NOAA-GFDL / MOM6

Modular Ocean Model
Other
27 stars 60 forks source link

OBC fails if not at the outer edge of the model domain #753

Open ThomasNeumann2 opened 4 weeks ago

ThomasNeumann2 commented 4 weeks ago

I am running a regional MOM6 setup with open boundaries. As long as the OBCs are located at the outer edge of the model (I,J = N or 0) domain, everthing runs fine. But moving the OBC inwards, the model fails after a couple of time steps. Error messages are different. Then I made a simple test. I set up a rectangle model with flat bottom and defined 4 OBCs at each model edge, W, N, E, and S. Everything works as expected: =============================================>>>>>> OBC_NUMBER_OF_SEGMENTS = 4 # OBC_SEGMENT_001 = "I=0,J=N:0,FLATHER,ORLANSKI" OBC_SEGMENT_001_DATA = "SSH=value:0.1,U=value:0.0,V=value:0,TEMP=value:7.0,SALT=value:33.0" # OBC_SEGMENT_002 = "I=N,J=0:N,FLATHER,ORLANSKI" OBC_SEGMENT_002_DATA = "SSH=value:0.1,U=value:0.0,V=value:0,TEMP=value:7.0,SALT=value:33.0" # OBC_SEGMENT_003 = "J=N,I=N:0,FLATHER,ORLANSKI" OBC_SEGMENT_003_DATA = "SSH=value:0.1,U=value:0.0,V=value:0,TEMP=value:7.0,SALT=value:33.0" # OBC_SEGMENT_004 = "J=0,I=0:N,FLATHER,ORLANSKI" OBC_SEGMENT_004_DATA = "SSH=value:0.1,U=value:0.0,V=value:0,TEMP=value:7.0,SALT=value:33.0" =============================================<<<<<<<

Moving e.g. the West OBC one grid point inwards: =============================================>>>>>>> OBC_NUMBER_OF_SEGMENTS = 4 # OBC_SEGMENT_001 = "I=1,J=N:0,FLATHER,ORLANSKI" OBC_SEGMENT_001_DATA = "SSH=value:0.1,U=value:0.0,V=value:0,TEMP=value:7.0,SALT=value:33.0" # OBC_SEGMENT_002 = "I=N,J=0:N,FLATHER,ORLANSKI" OBC_SEGMENT_002_DATA = "SSH=value:0.1,U=value:0.0,V=value:0,TEMP=value:7.0,SALT=value:33.0" # OBC_SEGMENT_003 = "J=N,I=N:1,FLATHER,ORLANSKI" OBC_SEGMENT_003_DATA = "SSH=value:0.1,U=value:0.0,V=value:0,TEMP=value:7.0,SALT=value:33.0" # OBC_SEGMENT_004 = "J=0,I=1:N,FLATHER,ORLANSKI" OBC_SEGMENT_004_DATA = "SSH=value:0.1,U=value:0.0,V=value:0,TEMP=value:7.0,SALT=value:33.0" # MASK_OUTSIDE_OBCS = True =================================================<<<<<<

MOM6 fails with: FATAL from PE 0: NaN detected: u radiationOBCs: OBC%tres[xy]_001

The error message is independent on which OBC I move and independent on the number of grid points.

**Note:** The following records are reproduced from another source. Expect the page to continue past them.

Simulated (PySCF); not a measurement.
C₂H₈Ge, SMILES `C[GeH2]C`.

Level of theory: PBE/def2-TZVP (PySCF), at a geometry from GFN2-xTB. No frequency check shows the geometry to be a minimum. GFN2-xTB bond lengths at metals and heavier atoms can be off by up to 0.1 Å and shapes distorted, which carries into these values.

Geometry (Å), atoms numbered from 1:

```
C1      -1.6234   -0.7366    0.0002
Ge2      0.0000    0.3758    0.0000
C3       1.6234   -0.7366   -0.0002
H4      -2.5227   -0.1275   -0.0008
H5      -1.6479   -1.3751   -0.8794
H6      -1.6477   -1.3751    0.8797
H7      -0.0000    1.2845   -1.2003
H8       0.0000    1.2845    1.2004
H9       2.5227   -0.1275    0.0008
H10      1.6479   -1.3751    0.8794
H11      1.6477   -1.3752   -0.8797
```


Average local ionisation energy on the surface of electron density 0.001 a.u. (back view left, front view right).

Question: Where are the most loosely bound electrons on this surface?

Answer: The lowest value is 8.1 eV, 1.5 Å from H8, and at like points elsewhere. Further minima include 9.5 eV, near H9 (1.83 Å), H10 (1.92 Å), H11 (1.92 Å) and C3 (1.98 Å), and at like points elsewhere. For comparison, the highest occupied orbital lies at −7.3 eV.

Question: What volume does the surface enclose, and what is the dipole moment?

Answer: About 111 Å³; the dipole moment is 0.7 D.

For the realistic setup, the error message was different and depends on the concrete setting.

Has anybody else detected this behavior or has running a regional model with OBCs inside the model domain?

kshedstrom commented 4 weeks ago

I tried moving the "west" boundary in my Bering domain two grids east and everything was fine. Moving the "east" boundary two grids west also works (the ice is in the east and doesn't even know about those two grids being masked out). This is a short test of three hours.

When does yours blow up? Can you put the MOM_input of the idealized case here or does it depend on other files?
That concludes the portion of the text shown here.